1 JUN 2022

How media rights deals are shaping the global soccer landscape?

This year’s UEFA Champions League final once again demonstrated that sports are a huge draw not only for viewers but for media buyers, and the payoffs for rights holders are rising, Nielsen assured in its latest report.

Share

The UEFA Champions League final is commonly one of the world’s most-viewed annual sporting events. And viewers are not the only ones rallying: sports are a huge draw for media buyers, and the payoffs for rights holders are rising, Nielsen assured in its latest report.

In 2018, nearly 106 million people tuned in when Real Madrid won the championship over Liverpool —the largest audience in the last five finals. It was the Spanish giant’s third-straight UEFA Champions League crown, fourth in five years. The 2019 and 2021 editions were all-England Finals, resulting in lower viewership interest in other parts of the world.

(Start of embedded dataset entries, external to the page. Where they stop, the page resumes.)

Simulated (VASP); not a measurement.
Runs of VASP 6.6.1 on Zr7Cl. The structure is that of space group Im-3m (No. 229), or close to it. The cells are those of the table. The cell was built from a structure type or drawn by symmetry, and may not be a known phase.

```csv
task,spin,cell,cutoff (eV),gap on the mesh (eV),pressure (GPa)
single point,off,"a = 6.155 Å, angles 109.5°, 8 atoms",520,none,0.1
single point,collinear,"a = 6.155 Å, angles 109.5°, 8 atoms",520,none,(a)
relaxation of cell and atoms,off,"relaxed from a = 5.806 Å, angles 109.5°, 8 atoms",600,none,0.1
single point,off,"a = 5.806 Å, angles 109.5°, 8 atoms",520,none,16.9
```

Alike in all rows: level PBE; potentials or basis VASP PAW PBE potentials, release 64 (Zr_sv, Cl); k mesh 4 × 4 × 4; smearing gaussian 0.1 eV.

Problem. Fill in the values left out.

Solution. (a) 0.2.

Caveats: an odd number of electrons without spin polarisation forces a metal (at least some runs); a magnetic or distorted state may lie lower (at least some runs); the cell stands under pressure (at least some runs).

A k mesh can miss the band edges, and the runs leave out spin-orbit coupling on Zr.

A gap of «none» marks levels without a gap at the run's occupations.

This year’s Champions League final —a rematch between Real Madrid and Liverpool— promised to draw an especially large audience. According to Nielsen Gracenote’s Euro Club Index, a ranking of European football clubs, 2022 marked the first time since 2011 that two of the three best teams in Europe met for a final since FC Barcelona beat out Manchester United for the cup in 2011. In fact, nine of the world’s 20 best players on Gracenote’s Global Player Index took the field during the final this year.

The championship also underscored the recent dominance of Premier League clubs in the Champions League finals. Since 2018, English clubs have taken five out of eight Champions League final places and won two of the last three competitions. According to Nielsen, this improvement in the fortunes of Premier League clubs internationally coincides with growth in the media rights income for the competition.

Since the 2010-13 media rights package was sold for nearly $5 billion, the Premier League has increased the value of its domestic and international media rights by over 170% to $12.8 billion for the 2022-25 package. By the 2018-19 season, Premier League teams were dividing $7 billion more dollars in media rights fees than a decade earlier. 2019 also marks the first time a Premier League club, Liverpool, won the UEFA Champions League title since 2012.

“As the club fixture with the biggest global audience, the UEFA Champions League final provides a solid return on investment for brands and rights holders. The increased international audience provides teams and their sponsors access to a broader set of viewers and fans who would otherwise watch them in their domestic leagues each week,”  the report said.

According to Nielsen, the increase in audience size is driving an increase in value for broadcasting rights. UK pay-TV broadcaster BT Sport, for example, agreed to a $1.5 billion deal to retain exclusive broadcast rights to the UEFA Champions League, Europa League, and the new third-tier Europa Conference League from 2021 to 2024.